Save torch tensors as hdf5

nabsabs · March 12, 2019, 12:24am

Hi guys!

I’m not sure if this is a PyTorch question but I want to save the 2nd last fc outputs from a pretrained vgg into an hdf5 array to load later on. The issue is I would need to save all tensor outputs as one chunk to use an hdf5 dataset (below) however I cannot seem to append tensors to h5 dataset without creating chunks. Does anyone know of an efficient way to save torch tensors into one chunk in an hdf5 file?

Any help appreciated!

# https://www.tinymind.com/learn/terms/hdf5

import h5py
import torch
import torch.utils.data as data

class H5Dataset(data.Dataset):

    def __init__(self, file_path):
        super(H5Dataset, self).__init__()
        h5_file = h5py.File(file_path)
        self.data = h5_file.get('data')
        self.target = h5_file.get('label')

    def __getitem__(self, index):            
        return (torch.from_numpy(self.data[index,:,:,:]).float(),
                torch.from_numpy(self.target[index,:,:,:]).float())

    def __len__(self):
        return self.data.shape[0]

imaluengo · March 12, 2019, 7:53am

HDF5 is not a great format for appending information over-time… It will end up generating a very large binary file to handle new data.
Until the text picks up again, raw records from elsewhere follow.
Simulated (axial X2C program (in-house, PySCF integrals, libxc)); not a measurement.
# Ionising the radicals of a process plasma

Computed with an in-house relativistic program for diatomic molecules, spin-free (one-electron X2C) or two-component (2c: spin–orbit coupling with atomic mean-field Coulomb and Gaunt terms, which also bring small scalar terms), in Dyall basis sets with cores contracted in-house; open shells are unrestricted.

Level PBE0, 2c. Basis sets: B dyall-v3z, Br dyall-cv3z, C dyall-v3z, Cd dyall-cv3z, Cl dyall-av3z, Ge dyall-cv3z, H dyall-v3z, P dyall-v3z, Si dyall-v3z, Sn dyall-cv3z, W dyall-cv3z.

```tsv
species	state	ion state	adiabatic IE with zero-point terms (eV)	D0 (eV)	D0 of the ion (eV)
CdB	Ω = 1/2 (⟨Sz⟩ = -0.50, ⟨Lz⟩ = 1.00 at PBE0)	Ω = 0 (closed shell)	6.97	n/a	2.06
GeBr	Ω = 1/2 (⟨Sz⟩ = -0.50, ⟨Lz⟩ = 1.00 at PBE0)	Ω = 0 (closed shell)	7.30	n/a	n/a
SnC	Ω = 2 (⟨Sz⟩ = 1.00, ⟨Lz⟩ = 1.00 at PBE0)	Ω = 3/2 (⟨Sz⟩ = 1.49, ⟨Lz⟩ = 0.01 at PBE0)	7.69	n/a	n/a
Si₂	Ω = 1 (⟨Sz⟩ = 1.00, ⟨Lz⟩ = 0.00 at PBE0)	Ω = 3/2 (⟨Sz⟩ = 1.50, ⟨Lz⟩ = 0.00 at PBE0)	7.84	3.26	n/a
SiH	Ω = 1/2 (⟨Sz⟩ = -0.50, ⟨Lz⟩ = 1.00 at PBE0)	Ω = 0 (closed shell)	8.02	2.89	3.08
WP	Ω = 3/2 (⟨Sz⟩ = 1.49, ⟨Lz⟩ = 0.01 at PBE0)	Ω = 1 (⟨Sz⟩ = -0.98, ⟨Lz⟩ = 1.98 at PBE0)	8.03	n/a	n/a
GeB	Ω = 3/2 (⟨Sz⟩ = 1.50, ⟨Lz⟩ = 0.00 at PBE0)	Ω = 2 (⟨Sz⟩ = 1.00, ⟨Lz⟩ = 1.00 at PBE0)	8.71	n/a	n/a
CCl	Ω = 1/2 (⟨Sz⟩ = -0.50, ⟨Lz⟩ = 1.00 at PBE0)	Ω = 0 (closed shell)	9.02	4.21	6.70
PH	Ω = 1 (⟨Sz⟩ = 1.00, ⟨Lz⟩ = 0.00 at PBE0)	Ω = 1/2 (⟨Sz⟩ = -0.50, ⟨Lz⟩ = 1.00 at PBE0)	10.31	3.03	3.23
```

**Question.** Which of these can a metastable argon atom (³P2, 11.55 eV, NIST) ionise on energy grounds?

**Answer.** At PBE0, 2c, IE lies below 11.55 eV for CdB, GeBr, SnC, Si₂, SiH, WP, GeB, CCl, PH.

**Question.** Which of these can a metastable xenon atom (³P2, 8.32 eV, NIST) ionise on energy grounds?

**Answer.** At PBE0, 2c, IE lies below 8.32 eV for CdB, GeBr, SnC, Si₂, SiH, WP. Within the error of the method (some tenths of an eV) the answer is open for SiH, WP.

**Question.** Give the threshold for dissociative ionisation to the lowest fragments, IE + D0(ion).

I’d recommend doing it for a fixed size. E.g. first create a dataset of a fixed size:

N = 100 # find the length of my dataset
data = h5_file.create_dataset('data', shape=(N, 3, 224, 224), dtype=np.float32, fillvalue=0)

Then populate it

for i in range(N):
    img = ... # load image
    data[i] = img

h5_file.close()

However, if you really really want to do resizable datasets (not recommended, size will exponentially grow), HDF5 and h5py supports it, e.g., replacing above:

data = h5_file.create_dataset('data', shape=(N, 3, 224, 224), dtype=np.float32, 
                              maxshape=(None, 3, 224, 224))

And then at any time you can call the resize function of a dataset:

data.resize(10000, axis=0) # now you can fit up to 10K samples!

Just be careful not calling resize too many times

PS: Make sure you open the HDF5 file in read-only for better performance, and add swmr flag to allow concurrent reads, for which the .h5 file has had to be created with swmr too:

h5_file = h5.File(file_path, 'r', libver='latest', swmr=True)

nabsabs · March 12, 2019, 3:56pm

@imaluengo this is awesome thanks so much! I didn’t know I could just keep the H5file open and add to it because when I tried appending fc2 output tensors into a list, I ran out of memory. I guess the h5 file is compressing it when it stores it in the dataset? I’ll read into this some more but thank you again

imaluengo · March 13, 2019, 9:16am

Yup appending doesn’t work great in HDF5.

Resize + inserting data with slices should work fine tho. Just be aware that resizing operation does not physically extend the dataset memory in disk, it does create a separate storage blob and link them under the hood.

Thus, the more you resize, the slower it will be to do consecutive reads, e.g.

data = h5_file['data'][100:200]

That will return 100 elements however, if first 50 elements were initially created, and last 50 are created later as part of a resizing operation, that data retrieval query above will have a decrease in performance, as data is not contiguous in disk.

So, just try to minimize resize calls

wolterlw · June 24, 2021, 9:57pm

Does anyone have any experience storing images in hdf5? I mean compressing the image into a byte string and then writing it into the dataset, then read and decode it when reading.
Would be interesting to compare if this approach would be any faster than filesystem storage.